Malaysia’s Cryptocurrency Regulations in 2024
Malaysia, a diverse country with a multi-ethnic and multi-religious population, is home to various minority groups from around the world. With a robust economy boasting an annual GDP growth rate of approximately 6.5%, Malaysia stands as a leading economic force in Asia.
However, when it comes to cryptocurrency, Malaysia has chosen not to embrace it as a legal tender due to several limitations and concerns. The Deputy Finance Minister made this clear in a parliamentary statement, citing the volatile nature of Bitcoin and its susceptibility to cyber-attacks as the primary reasons for its unsuitability as a legal tender. The minister further explained that cryptocurrencies like Bitcoin have various limitations that make them unsuitable for use as a form of payment.
Despite this stance, there are indications that Malaysia may soon legalize cryptocurrencies and non-fungible tokens (NFTs) to encourage youth participation in the crypto industry. The country’s communications ministry has proposed the legalization of NFTs, positioning Malaysia to join the ranks of countries that have regulated crypto NFTs. Such a move would not only expand the support for young people interested in the crypto industry but also foster innovation and creativity in the financial sector.

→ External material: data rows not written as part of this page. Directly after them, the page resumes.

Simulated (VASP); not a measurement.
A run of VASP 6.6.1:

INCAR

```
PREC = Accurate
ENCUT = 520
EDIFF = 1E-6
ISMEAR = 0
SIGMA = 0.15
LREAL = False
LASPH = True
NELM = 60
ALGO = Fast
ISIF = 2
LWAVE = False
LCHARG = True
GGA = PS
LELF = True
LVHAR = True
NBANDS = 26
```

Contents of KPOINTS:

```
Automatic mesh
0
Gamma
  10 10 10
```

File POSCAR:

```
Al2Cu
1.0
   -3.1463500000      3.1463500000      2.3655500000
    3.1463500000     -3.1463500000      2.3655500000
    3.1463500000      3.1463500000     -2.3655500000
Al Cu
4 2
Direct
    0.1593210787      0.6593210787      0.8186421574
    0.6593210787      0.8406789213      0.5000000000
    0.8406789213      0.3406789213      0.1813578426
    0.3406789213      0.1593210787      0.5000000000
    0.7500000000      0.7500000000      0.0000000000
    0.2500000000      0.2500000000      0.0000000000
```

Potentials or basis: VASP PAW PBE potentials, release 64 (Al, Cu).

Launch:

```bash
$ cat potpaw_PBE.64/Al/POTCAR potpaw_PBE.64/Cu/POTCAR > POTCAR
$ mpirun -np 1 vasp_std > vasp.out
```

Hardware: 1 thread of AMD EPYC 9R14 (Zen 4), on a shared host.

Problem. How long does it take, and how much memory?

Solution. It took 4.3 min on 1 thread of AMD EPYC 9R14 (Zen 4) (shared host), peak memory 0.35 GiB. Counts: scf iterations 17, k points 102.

The Malaysian Central Bank has introduced new rules for cryptocurrency exchanges to combat money laundering and the financing of terrorism. These regulations apply to activities such as exchanging digital currency for fiat money, fiat money for digital currency, and even digital currency exchanges conducted outside the country. While cryptocurrencies are not considered legal tender in Malaysia, they are not illegal either. The government has made it clear that cryptocurrencies will not be banned but regulated, allowing for a more transparent and secure crypto business environment.
To ensure compliance with the regulatory framework, Malaysia’s Securities Commission (SC) has established strict guidelines for digital currencies, tokens, and crypto-assets, categorizing them as securities under its authority. Exchanges are required to obtain a license from the regulator, which is granted only if they meet the regulatory requirements. These requirements include submitting investment documentation, recording and maintaining transaction details, complying with anti-money laundering and counter-terrorism financing rules, and implementing customer data collection plans. Failure to comply with these requirements will result in the denial of a license or the closure of existing exchanges.
In terms of taxation, Malaysia does not consider cryptocurrency as a capital asset and does not accept it as legal tender. Consequently, cryptocurrency transactions are currently tax-free in Malaysia. However, active cryptocurrency traders may be subject to income tax under the Income Tax Act 1967. The country’s tax system exempts crypto transactions from taxation if they are not regular or repetitive income. However, day trading crypto in Malaysia is subject to taxes. Additionally, businesses that generate profits from crypto, whether in fiat currency or cryptocurrency form, are liable to income tax.
Cryptocurrency mining is still considered legal in Malaysia, although there is no clarity on the legalization of virtual currency in the country. Illegal crypto mining has seen a significant increase, leading to confiscations of mining equipment worth millions of dollars. To engage in legal crypto mining activities, interested companies and individuals must submit applications to TNB, the national electricity board.
Malaysia has witnessed various significant events and announcements related to cryptocurrencies and blockchain technology. The country’s security commission reported a substantial volume of digital assets and cryptocurrency trading, highlighting the growing interest in crypto and blockchain technology. Additionally, the government has issued licenses to cryptocurrency platforms, explored the use of blockchain in finance, and published guidelines on digital assets and token sales.
In conclusion, while Malaysia has not embraced cryptocurrency as a legal tender, the government has taken a warm approach to its presence and regulation in the country. By implementing necessary regulations and guidelines, Malaysia aims to create a transparent and secure environment for crypto businesses. With further developments and clearer taxation policies, the future of cryptocurrencies in Malaysia looks promising.